JackKelly commented 2 years ago

This is the first step of the "new ML research direction" outlined in issue #7.

TODO:

[x] find a PV system with shading issues
[ ] predict PV power using:
- [x] pvlib fed with clearsky irradiance.
- [ ] pvlib fed with UKV NWP: See this stack overflow question and answer. If that fails, also see: solarforecastarbiter.pvmodel.irradiance_to_power. See this comment from Will. Also see the Forecasting section of the pvlib docs.
  - [ ] maybe try inferring azimuth and angle using pvanalytics.system.infer_orientation_fit_pvwatts. Also see this conversation with Will Holmgren on Twitter.
- [ ] An ML model which sees a single timestep at a time:
  - [ ] (pvlib fed with UKV NWP) -> an ML model which "corrects" pvlib
  - [ ] an ML model which is pre-trained on pvlib fed with UKV NWP
  - [ ] an ML model on its own
- [ ] a simplified Temporal Fusion Transformer which predicts one PV system at a time, and receives recent history of PV power. Maybe this could, later, be shared on HuggingFace (issue #11). This is useful to see how "good" we can get PV prediction before we start using tricks like using neighbouring PV data and satellite imagery.
[ ] compare performance of the above

Context

I'm increasingly convinced that we need to accurately model each individual PV system as accurately as possible (especially local shading and inverter clipping). For two main reasons:

When we train our ML model to infer PV power from satellite imagery, local effects like shading and inverter clipping are an unwelcome source of "noise".
Likewise when we use PV power data from nearby PV systems to help predict PV power at the PV system of interest.

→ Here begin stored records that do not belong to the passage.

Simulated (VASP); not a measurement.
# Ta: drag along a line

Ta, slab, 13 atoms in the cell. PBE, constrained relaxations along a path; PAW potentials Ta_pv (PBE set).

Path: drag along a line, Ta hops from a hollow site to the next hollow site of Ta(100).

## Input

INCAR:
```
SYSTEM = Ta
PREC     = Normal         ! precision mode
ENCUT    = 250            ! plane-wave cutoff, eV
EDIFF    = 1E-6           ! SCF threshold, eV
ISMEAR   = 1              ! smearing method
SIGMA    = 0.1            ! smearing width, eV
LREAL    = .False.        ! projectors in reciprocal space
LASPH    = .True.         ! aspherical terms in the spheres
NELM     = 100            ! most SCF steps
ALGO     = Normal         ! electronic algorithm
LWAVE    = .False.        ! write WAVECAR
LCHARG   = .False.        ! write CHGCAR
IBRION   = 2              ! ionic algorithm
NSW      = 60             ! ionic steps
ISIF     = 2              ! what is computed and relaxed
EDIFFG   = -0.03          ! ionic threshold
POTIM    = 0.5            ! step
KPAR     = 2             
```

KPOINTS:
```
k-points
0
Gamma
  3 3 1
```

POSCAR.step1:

JackKelly commented 2 years ago

I've made a start on this on Friday, and found a few PV systems with pretty obvious shading issues (the plot shows power on the y axis and time-of-day on the x axis for June):

JackKelly commented 2 years ago

Here's pvlib prediction using clearsky irradiance (and default wind speed and air temperature):

Implemented in: https://github.com/openclimatefix/power_perceiver/blob/0f53822646da2605e4143268d6ac1be8cb4eabca/notebooks/2022-02-28_predict_pv_using_pvlib/predict_pv_using_pvlib.ipynb

Next step: Predict using NWPs

JackKelly commented 2 years ago

Actually, NWP irradiance isn't terrible: (this is using the NWP irradiance produced by the most recent NWP model run).

And showing cloud cover. And with data from 10 nearby PV systems in grey:

JackKelly commented 2 years ago

Hmm, I think one big source of error when using pvlib is likely to be the calculation of GHI, DNI and DHI.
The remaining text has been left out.